And while he didn’t hold on to anger, he did grant forgiveness.

“As we get older, we realize that he had much he was struggling with,” he explains. “It was not a reflection on me. My dad loved me the best that he could. And what is so beautiful about it now is that we got the best versions of ourselves at the best time for the right amount of time, you know?”

Mandatory Credit: Photo by AFF-USA

Randy Parton died on Jan. 21st of this year at the age of 67.

“I was there with him that morning before he passed,” he remembers. “That’s the man my mom raised me to be, to show up for people and do things that you might not necessarily think you would do because you don’t want to live with that regret.”

But before he passed, Randy heard Sabyn’s music, some of which was inspired by his very own father.

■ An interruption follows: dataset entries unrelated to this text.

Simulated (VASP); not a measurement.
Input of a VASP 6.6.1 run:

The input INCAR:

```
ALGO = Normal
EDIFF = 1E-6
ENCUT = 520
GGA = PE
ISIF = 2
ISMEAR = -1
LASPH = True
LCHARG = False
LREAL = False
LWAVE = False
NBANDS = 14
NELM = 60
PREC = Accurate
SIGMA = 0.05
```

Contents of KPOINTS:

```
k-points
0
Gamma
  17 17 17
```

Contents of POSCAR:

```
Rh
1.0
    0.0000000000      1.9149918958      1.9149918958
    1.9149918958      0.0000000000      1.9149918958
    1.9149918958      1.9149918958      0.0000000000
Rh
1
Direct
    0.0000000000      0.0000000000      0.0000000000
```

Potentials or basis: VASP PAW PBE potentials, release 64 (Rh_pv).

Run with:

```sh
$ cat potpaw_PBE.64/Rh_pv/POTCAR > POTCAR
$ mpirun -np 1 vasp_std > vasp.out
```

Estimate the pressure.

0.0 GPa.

“There was always something about his song ‘Tennessee Born’ that always really got to me,” he remembers. “I ended up sampling that track and recorded it and played it for him, and he was just over the moon. And he said to me, you need to do that with one of Dolly’s tracks.”

And so, he did.

“I had this inherently musical side of me that I didn’t know how to embrace for a long time,” concludes Sabyn, who now lives in Tennessee. “I just feel a little more comfortable and a little less pressurized here. I feel like I was trying so hard to meet a standard in L.A. I didn’t really know if I was doing it because I enjoyed it anymore or if I was doing it to just prove a point. I don’t know how to describe it. It’s nice to be here.”